Post by Bagels » January 15th, 2020, 5:04 am

Albertsons history won't, and shouldn't, define it going forward. Future struggles will be because of poor decisions like spending millions to renovate three orphaned stores in Florida, trying to compete in Texas, etc.
arizonaguy wrote:
January 13th, 2020, 7:30 pm
Albertsons / Safeway have been running a stronger ad and coupon program in the Phoenix market than Fry's has for about the last year or so. Everyday pricing is still higher but the specials tend to rotate fairly frequently and I can get most of what I buy if I plan it correctly at Safeway for less than I can at Fry's. Albertsons / Safeway have also renovated a number of stores and consolidated some locations and now have some VERY high volume stores that are clearly doing more business now than they had in the past. Safeway stores prior to the 2015 merger seemed lifeless and sterile and I don't get that feeling in most of their stores now (there are still a few low volume stores in questionable neighborhoods that I think have a clock inching closer to closure on).

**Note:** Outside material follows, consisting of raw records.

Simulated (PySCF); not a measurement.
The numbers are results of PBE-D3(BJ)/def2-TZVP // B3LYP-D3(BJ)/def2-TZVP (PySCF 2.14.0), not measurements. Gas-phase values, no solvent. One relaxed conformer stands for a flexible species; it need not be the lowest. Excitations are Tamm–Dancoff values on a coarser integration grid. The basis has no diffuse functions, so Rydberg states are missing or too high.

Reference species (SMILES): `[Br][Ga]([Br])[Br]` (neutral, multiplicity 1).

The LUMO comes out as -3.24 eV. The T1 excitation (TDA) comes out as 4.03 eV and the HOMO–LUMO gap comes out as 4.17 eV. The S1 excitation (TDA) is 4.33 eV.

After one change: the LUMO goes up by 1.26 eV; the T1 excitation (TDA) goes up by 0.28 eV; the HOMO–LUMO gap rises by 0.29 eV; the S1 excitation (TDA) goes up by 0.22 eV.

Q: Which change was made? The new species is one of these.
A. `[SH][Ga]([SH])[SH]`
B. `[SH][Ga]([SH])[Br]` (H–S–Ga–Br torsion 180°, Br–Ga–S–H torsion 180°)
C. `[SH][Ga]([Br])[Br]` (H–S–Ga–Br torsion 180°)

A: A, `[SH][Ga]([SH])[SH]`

Fry's is living off of the fact that they have really been the dominant chain in Phoenix over the past 22 years or so in terms of store count, advertising, and until recently pricing. They still have more (and typically larger) stores than Albertsons / Safeway and still do high volumes but it is obvious that the operation is slipping. They have never had (and generally still don't have) great perimeters. Their strength was strong promotions and center store and both are weakening.
About a decade ago, Kroger changed its pricing strategy: be aggressive on items consumers purchase most (+have the best price on top purchased items), be competitive on everything else. They largely walked away from loss leaders (most of what's in the ad is funded through credits or incentives agreed upon by manufacturers ... notice how every grocery store recently had the full-line Progresso soup on sale for 99c). A few years back, Kroger said loss leaders were no longer as effective -- e.g. people who fill up their shopping carts with soda and nothing else -- and it was better to have low prices. They still do plenty of loss leaders, but the discounts aren't as strong as they were before (sans major grocery shopping periods- e.g. holidays, Super Bowel, etc.). Their annual report mentioned they prefer to have "prices that surprise and delight" -- e.g. items that will not be sold in large volumes.

Kroger got into a price war with Walmart a couple years back; it had previously cut its historical gross margin by 8-10 points, but was cutting it even further, spooking investors. Thus, it raised prices, which we're all discussing.

Albertsons, OTOH, fully embraces loss leaders. There was a stretch during 17-18 where Coke and Pepsi were both on sale every single week (soda is typically the largest loss leader). Earlier I mentioned that everybody (that participated in sales) had Progresso soup for 99c... Albertsons had it for 79c.

You can save a lot of money by buying low (taking advantage of loss leaders) and stocking up. But the reality is, most people don't. That Albertsons has better sales than Kroger... means absolutely nothing to most people. The lion's share of shoppers buy mostly what they need for one-week.